Texas Tech University

Innovative Research

Robert McComb Awarded IAEE Best-Paper Prize

TTU Economist Evaluates 'Natural Resource Curse'

1.21.2021 | The College of Arts & Sciences

TTU economist Robert McComb, Ph.D.

Robert McComb, an associate professor in the Department of Economics, has been awarded the prestigious Campbell Watkins Best Paper Award for papers published in 2020 in The Energy Journal, the journal of the International Association for Energy Economics (IAEE).

Michael Pollitt, vice president for publications of the IAEE, noted: "The judging panel were impressed ... by its relevance, rigor and policy implications."

The paper, "Do localities benefit from natural resource extraction?", addresses the influence of the extractive industries on the economic growth of local economies. Now it joins the ranks of others papers so recognized over the past 20 years, authored by deeply respected economists.

Such highly developed—and awarded—research is not achieved overnight. Rather, it is the culmination of many years of scholarly discipline and dedication.

McComb said that he and his co-authors first began to look at the economics of renewable energy 10 to 12 years ago during their association with what was then Texas Tech University's Wind Science and Engineering Center, now the TTU National Wind Institute.

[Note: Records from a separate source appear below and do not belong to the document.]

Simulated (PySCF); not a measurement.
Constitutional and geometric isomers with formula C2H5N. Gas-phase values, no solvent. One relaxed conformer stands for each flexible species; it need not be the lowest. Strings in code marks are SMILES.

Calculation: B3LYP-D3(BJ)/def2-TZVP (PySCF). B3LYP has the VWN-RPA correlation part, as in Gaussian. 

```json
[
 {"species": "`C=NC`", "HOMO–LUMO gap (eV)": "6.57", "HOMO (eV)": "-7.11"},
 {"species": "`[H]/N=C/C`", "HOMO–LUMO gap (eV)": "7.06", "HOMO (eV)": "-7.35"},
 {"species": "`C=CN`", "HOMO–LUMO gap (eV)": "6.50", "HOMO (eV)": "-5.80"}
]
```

In those days, McComb was also working in TTU's Office of the Vice President for Research, charged with leveraging university resources that could contribute to the economic development of West Texas. The two missions converged and, over the years, expanded into an interest in energy and environmental economics.

Is There a 'Natural Resource Curse?'

"There is a question in economic research, known as the 'Natural Resource Curse,' that considers whether regions with substantial natural resource endowments exhibit lower long-term growth rates," McComb explained.

"This might arise if an economy specializes in the development and exploitation of its natural resources at the expense of other dynamic economic activities that offer higher long-term growth potential," he said. "We had an excellent opportunity to look for distortions in resource allocations in small geographies that might have occurred as a consequence of the rebound in oil and gas activity in Texas since 2000 and the emergence of new oil and gas producing regions. So, in essence, we were able to use an area with which we were familiar to gain insight into the ingredients that might lead to a natural resource curse."

What McComb and his colleagues found was that the county-level economies in Texas do not appear to experience significant changes in their industrial composition following a boom in oil and gas activity. But, these regions tend to benefit in terms of public finances and personal incomes above the median income.

"Most of the exploitation expertise appears to come from outside the local economy and thus tends to come and go over the course of a boom-bust cycle," he said, concluding that the cyclical nature of the oil and gas industry over the shorter term does not appear to negatively impact the local economy over the long-term.

On the academic front, the work is ongoing. Like all worthy research, McComb's paper has laid a strong foundation for continuing study.

"We believe the paper will be of use to economists conducting research in this realm," McComb said, "and expect that it will add significant elements to this strand of research in natural resource and energy economics."